Da sprinkles this precious taste of home over the bowls and we are ready to eat.
The Guest List:
Me
Tom—the husband
Da—the Cambodian cooking queen
Mal—my friend, her neighbour, through whom we were introduced
Hannah—a world-adventuring journalist
Paul—my father
The Verdict:
Paul having just had a hip operation, I was half expecting a miracle whereby he tasted the soup, threw down his crutches and did a celebratory jig on the table-top.
It didn’t quite happen like that. But there was something else, something perhaps more important.
We could not have been much further from the picture of a conventional Cambodian family, cooking and eating it for conventional reasons in a conventional setting. Nonetheless, the soup had found a way, 6,000 miles from its homeland, to exercise its traditional magic.
In a city where neighbours are too busy to form a community and families are too frantic to sit down together to eat, it had brought together, around the table, not only different generations but also Da and me, two women living a stone’s throw from one another who otherwise would have been living in entirely separate worlds.
Oh, and the soup was utterly delicious too.
Da’s Cambodian Chicken Soup
Ingredients
1 whole chicken
12 tablespoons jasmine rice
3 tablespoons vegetable oil
9 chopped cloves of garlic
10 baby spring onions
3 chopped carrots
9 oyster mushrooms
3 teaspoons palm sugar
3 teaspoons salt
Fish sauce
Cooking method
- Put the rice in a pan and rinse it several times, till the water runs clear. Then soak it for several hours (you can leave it all day)
- Put the chicken in a large pot and submerge it in water. Add a teaspoon or so of salt and sugar (equal measures) and simmer for about two hours. DO NOT drain the water away - it will be used for the soup!
- Remove the chicken from the water and shred it, discarding the bones.
- Place a pan on the hob and, once hot, add oil. When the oil is hot, add finely chopped garlic and three-quarters of the spring onion and fry until golden brown.
- Add the drained rice, stirring occasionally till it is glossy and golden. Then pour in the water from your chicken, bring to the boil then simmer.
- Once all the water has been absorbed from the top, add more (plain) water generously.
- When the rice is soft and puffed, add the chopped carrot & leave to cook for another 5–10 minutes.
- Now add the oyster mushrooms—having torn them into strips by hand—and stir into the soup.
- Leave to cook for another 5 minutes.
- Remove pan from the heat and pour the soup into serving bowls. Top with shredded chicken and sprinkle a pinch of ground black pepper into each bowl of soup.
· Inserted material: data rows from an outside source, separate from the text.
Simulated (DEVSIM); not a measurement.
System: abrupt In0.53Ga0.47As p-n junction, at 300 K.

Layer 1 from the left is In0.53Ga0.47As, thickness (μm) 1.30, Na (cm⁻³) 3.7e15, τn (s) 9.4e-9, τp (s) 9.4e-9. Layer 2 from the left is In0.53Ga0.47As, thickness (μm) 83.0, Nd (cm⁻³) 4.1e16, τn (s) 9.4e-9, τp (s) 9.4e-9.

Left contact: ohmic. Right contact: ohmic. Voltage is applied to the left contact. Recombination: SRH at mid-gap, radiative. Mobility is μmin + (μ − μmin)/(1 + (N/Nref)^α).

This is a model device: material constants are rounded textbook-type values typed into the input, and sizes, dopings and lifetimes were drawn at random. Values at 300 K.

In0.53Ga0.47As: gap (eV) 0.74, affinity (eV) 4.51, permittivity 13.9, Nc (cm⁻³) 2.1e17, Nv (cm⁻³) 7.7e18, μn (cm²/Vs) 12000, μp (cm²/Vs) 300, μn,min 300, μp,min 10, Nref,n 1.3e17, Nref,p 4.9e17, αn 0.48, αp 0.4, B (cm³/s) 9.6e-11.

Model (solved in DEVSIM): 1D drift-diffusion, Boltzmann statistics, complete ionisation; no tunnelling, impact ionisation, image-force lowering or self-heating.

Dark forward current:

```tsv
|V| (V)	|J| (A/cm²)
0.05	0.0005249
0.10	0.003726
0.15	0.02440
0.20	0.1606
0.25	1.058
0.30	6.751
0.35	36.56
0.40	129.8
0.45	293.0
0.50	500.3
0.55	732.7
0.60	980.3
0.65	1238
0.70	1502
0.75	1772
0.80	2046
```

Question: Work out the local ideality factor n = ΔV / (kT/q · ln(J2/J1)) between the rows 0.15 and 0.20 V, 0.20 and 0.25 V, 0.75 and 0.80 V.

Serve with optional toppings of finely chopped spring onion and fish sauce.
Optional side dish:
Garlic
Chinese cabbage
- Discard the outer leaves of a cabbage, then cut the inside into thin strips. Finely chop 5 cloves of garlic.
- Heat a pan, then add vegetable oil and, once hot again, add the garlic.
- Cook for a few minutes, stirring occasionally, then add the cabbage.
- Once crispy, remove from the pan and serve to one side of the soup.